General Information about Computer Graphics
Computer operating systems generally include libraries to interact with low level graphics hardware. The advantage here is that the programmer merely instructs the computer to display an appropriately shaped object rather than setting all the millions of switch pathways and memory addresses necessary to manipulate phosphors and control display technology. These libraries are referred to as graphics API's (or Application Programming Interfaces). What are some of these API's? Well a few of the technologies are...
- Quartz - Mac OSX technology used to display mainly 2D graphics, this library is specific to the Macintosh operating system, and included with OSX
- OpenGL - One of the most flexible of graphic API's. Originally developed by Sun microsystems for their silicon graphics systems and specific to their OS's, OpenGL has developed to become part of most systems (Macintosh, Windows, Linux, UNIX, OS2, etc). Most of the code you write in this API is system independent, as long as you do not use system specific calls. Even those can be converted by a small amount of effort to another system.

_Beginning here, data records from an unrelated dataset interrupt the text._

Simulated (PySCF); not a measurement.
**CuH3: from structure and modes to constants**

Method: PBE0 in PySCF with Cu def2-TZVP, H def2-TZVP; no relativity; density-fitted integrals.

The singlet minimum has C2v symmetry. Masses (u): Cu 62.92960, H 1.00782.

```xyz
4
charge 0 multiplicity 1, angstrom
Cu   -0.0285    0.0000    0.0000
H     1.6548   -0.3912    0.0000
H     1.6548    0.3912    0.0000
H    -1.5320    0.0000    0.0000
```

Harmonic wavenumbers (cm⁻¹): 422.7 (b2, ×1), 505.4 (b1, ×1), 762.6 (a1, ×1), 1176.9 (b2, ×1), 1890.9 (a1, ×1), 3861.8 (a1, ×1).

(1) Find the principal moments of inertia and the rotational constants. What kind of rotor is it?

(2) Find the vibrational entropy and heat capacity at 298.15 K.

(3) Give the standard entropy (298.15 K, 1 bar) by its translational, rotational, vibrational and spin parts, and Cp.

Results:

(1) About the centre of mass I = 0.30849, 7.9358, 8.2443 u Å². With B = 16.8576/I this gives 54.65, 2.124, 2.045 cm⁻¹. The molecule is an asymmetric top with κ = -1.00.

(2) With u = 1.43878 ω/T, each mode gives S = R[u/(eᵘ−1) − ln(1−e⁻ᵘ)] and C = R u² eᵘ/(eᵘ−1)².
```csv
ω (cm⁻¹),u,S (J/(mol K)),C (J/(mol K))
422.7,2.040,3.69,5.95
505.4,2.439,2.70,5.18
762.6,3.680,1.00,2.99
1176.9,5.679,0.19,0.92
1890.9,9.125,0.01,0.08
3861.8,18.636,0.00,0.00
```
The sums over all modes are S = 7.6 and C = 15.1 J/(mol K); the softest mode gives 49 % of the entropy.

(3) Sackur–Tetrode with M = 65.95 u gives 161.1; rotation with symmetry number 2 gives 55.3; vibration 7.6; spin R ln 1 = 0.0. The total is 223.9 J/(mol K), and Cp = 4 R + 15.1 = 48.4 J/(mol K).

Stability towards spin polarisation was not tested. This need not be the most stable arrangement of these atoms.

- OpenGL has many opensource free libraries which extend its functionality and simplify programming tasks, such as handling system specific tasks like creating and destroying windows, interacting with hardware like a keyboard, mouse and so on.
- GLUT - GL utility toolkit. Hardware interfaces, window creation, timer functions, and more. This is a useful library! Get the newest for your particular system by going to the OpenGL webpage
- GLUI - a handy toolkit to create visual interfaces (which are system independent) with very little effort. Create a button, checkbox, slider, editbox, and more with little more than a single line of code each. This opensource software is free and easy to use. It was written by Paul Rademacher. You can download the newest libraries prebuilt for windows from the homepage here, or you can download mine. I have compiled versions for windows, Macintosh Carbon applications, and soon Cocoa.
- GLUI - Windows version
- GLUI - Macintosh Carbon version 2.2
- texture mapping tutorial
- GDI - a windows technology, geared towards simple 2D graphics such as lines, polygons and bitmaps. It is integrated with Microsoft Windows and is similar to Apple's QuickDraw API. It is easy to use and good for simple graphics.
- DirectX - Microsoft developed this as a similar technology to OpenGL - with 3d graphics and special access to hardware acceleration through Microsoft Windows. Many of today's games and research applications developed for Windows-based systems use DirectX. Any code written for DirectX is absolutely Windows only. It is included with all modern versions of Windows operating systems.